7 Best Practices of Using Alibaba Cloud Container Service to Develop Blockchain Hyperledger Fabric Solutions

In this article, we will be exploring the best practices of using Alibaba Cloud Container Service to develop blockchain applications and solutions based on Hyperledger Fabric.

Alibaba Cloud Container Service allows users to deploy and configure a blockchain Hyperledger automatically with the blockchain solution, or through a manual, self-built approach. In this article, we will be exploring the best practices of using Alibaba Cloud Container Service to develop blockchain applications and solutions based on Hyperledger Fabric.

Best Practice 1: Generate Sample YAML for Hyperledger Fabric Deployment in Kubernetes

The Blockchain Solution for Kubernetes clusters of Alibaba Cloud Container Service is released in the application directory of Container Service in the form of a Helm Chart. The Blockchain Solution can be used to configure and deploy blockchain networks in Kubernetes clusters of Alibaba Cloud Container Service in one click. It can also be used as an auxiliary YAML generation tool to generate custom sample YAML for Kubernetes. If you are a novice user of Kubernetes and Hyperledger Fabric, this skill provides you with a verified sample YAML for reference to quickly develop custom YAML as needed.

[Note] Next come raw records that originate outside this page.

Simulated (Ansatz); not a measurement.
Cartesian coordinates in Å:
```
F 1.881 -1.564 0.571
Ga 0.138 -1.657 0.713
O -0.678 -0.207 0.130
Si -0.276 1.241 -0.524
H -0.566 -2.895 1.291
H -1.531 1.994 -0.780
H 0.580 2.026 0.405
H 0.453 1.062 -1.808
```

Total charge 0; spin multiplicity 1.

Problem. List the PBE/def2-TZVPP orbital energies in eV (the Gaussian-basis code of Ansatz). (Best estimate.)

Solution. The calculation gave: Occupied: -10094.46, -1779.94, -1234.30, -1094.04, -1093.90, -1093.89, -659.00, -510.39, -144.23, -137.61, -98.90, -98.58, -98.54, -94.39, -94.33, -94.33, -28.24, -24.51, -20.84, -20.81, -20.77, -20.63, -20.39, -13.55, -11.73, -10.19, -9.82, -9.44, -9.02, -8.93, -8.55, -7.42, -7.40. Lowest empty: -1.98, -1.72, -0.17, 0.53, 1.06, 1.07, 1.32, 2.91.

This skill requires the use of the helm install --dry-run command and the schelm tool.

The procedure is as follows:

Install Golang and GIT on the master node of a Kubernetes cluster of Alibaba Cloud Container Service (the root account is used for the following operation).

yum install golang
yum install git

Add the bin directory of Golang to the PATH environment variable.

vi ~/.bash_profile

Add the following value to PATH:

PATH=$PATH:$HOME/bin:$HOME/go/bin

Save and exit. Run the following command to make the variable take effect:

source ~/.bash_profile

Run the following command to install schelm:

go get -u github.com/databus23/schelm

Generate the default YAML used to deploy Hyperledger Fabric.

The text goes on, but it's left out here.